In [1]:
# -----------------------------
# MNIST DIGIT CLASSIFIER (PyTorch)
# -----------------------------

import torch
import torch.nn as nn #neural network superclass
from torchvision import datasets, transforms #gives ready to use datasets and preprocessing tools
import torch.optim as optim #imports optimization algorithms from torch
from torch.utils.data import DataLoader #streamlines process of loading data

In [2]:
# -----------------------------
# 1. LOAD DATA
# Transforms are preprocessing steps that get applied automatically to every image you load from a dataset. 
# Think of transforms as a recipe that says:

# “Every time you give me an image, do X, then Y, then Z to it.”
# “For every MNIST image: convert it to a PyTorch tensor.
# MNIST images come in as PIL images (Python Imaging Library).

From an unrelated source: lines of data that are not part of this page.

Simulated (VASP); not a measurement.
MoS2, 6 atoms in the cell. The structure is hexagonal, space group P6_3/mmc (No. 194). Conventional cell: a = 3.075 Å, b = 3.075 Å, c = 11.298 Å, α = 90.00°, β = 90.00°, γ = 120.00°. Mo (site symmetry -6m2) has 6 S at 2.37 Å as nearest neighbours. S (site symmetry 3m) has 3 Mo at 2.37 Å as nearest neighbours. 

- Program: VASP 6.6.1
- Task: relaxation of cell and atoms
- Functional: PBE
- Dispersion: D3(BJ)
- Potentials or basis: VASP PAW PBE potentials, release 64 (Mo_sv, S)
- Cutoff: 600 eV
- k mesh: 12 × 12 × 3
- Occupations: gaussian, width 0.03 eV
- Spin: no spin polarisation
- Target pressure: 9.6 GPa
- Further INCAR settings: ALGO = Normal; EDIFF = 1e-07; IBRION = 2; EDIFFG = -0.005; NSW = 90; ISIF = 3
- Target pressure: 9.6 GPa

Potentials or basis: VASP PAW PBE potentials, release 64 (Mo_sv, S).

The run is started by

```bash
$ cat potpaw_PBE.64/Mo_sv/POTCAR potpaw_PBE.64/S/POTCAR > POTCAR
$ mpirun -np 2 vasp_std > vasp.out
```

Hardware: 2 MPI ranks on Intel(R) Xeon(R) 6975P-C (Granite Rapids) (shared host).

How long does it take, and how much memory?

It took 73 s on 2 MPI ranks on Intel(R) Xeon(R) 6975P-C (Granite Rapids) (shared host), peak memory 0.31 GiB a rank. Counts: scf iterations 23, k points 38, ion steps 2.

# But your neural network expects tensors.
# -----------------------------
transform = transforms.Compose([
    transforms.ToTensor()
])

In [3]:
# Load training dataset (MNIST)
train_dataset = datasets.MNIST(
    root="./data",
    train=True,
    transform=transform,
    download=True
)


In [4]:
# Load test dataset
test_dataset = datasets.MNIST(
    root="./data",
    train=False,
    transform=transform,
    download=True
)


In [5]:
# Make DataLoaders (create loaders that give batches of data)
train_loader = DataLoader(train_dataset, batch_size=64, shuffle=True) #increasing batch size speeds up training process
test_loader = DataLoader(test_dataset, batch_size=64, shuffle=False)

# TODO: Access and print the unique labels in the training data set using the train_loader object
labels = set() #stores unique items and removes duplicates

for batch in train_loader:
    _, targets = batch #ignores data with _ because we just need labels
    for t in targets: # loop through labels
        labels.add(int(t))

print(labels)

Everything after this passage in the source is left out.